I have a friend who is a passionate FC Barcelona supporter. Once, when his team lost, I found him in the kitchen wiping tears off his face. So I asked a logical, or so I assumed, question: how did he become a fan? My friend stopped crying and visibly concentrated. “I think it all started when I bought the FC Barcelona T-shirt”, he finally said. I kept wondering: “So first you bought a T-shirt and then you became a fan?” He nodded.
This case perfectly illustrates the principle I want to talk about in this post. As all most interesting cognitive biases, this one is well-established across different demographics and psychographics. Turns out, humans have an almost obsessive desire to be (and to appear) consistent with their previous actions.

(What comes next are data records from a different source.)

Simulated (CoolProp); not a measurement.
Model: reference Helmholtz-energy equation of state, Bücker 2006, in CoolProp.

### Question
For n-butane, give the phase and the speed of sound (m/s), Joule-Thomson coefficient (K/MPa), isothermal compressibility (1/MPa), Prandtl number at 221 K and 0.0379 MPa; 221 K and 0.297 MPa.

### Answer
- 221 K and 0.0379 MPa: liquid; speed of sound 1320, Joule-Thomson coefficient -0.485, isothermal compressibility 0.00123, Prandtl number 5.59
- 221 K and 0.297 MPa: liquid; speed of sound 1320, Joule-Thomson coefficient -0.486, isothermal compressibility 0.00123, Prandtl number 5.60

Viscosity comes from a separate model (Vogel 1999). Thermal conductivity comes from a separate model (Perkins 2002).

This happens for two main reasons.
First, when you’ve made a choice, you face a personal and interpersonal pressure to commit to that choice. Quickly, your mind succumbs to that pressure. You don’t have to think about the problem ever again. All information that comes after the choice is made won’t change your mind. You even become more confident in your choice once you’ve made it. For example, at the racetracks, people are much more confident of their horse’s chances of winning just after placing the bet than they are immediately before laying down that bet.
Second, we don’t know ourselves that well. Sometimes, we say something or do something without thinking it through beforehand. And then our mind goes: “Alright, I just bought the third Starbucks coffee in a week. I must really like coffee and Starbucks. Maybe, I even can’t function properly without them.” It’s similar to forcing yourself to smile when feeling sad. It makes you less sad because your brain gets the information on your mood from the physiological action you made.
Third, sometimes we’ll decide on our identity and hence our behavior by looking at what others think about us. For example, housewives from New Haven, Connecticut, gave much more money to a charity after hearing that they were considered charitable people.
Obviously, such ease of decision-making and the stubborn consistency to stick with this decision is a gift to anyone who’d want to influence your behavior for better or worse.
Here’s a powerful application example from the 1950s, back when many Americans were taken as prisoners by the Chinese during the Korean War. The Chinese would ask prisoners to make mildly anti-American and pro-Communist statements for a negligible price (statements such as “The United States is not perfect.” “In a Communist country, unemployment is not a problem.”). This was often enough for a person to slowly change their views and behavior, and end up fully collaborating with the Chinese.
How could this work?
Prisoners concluded they were honest in their anti-American statements because otherwise, why would they agree to write these statements? They weren't forced to write them and the prizes were negligible. Of course, they were negligible for a reason: so that the person could not logically justify their actions.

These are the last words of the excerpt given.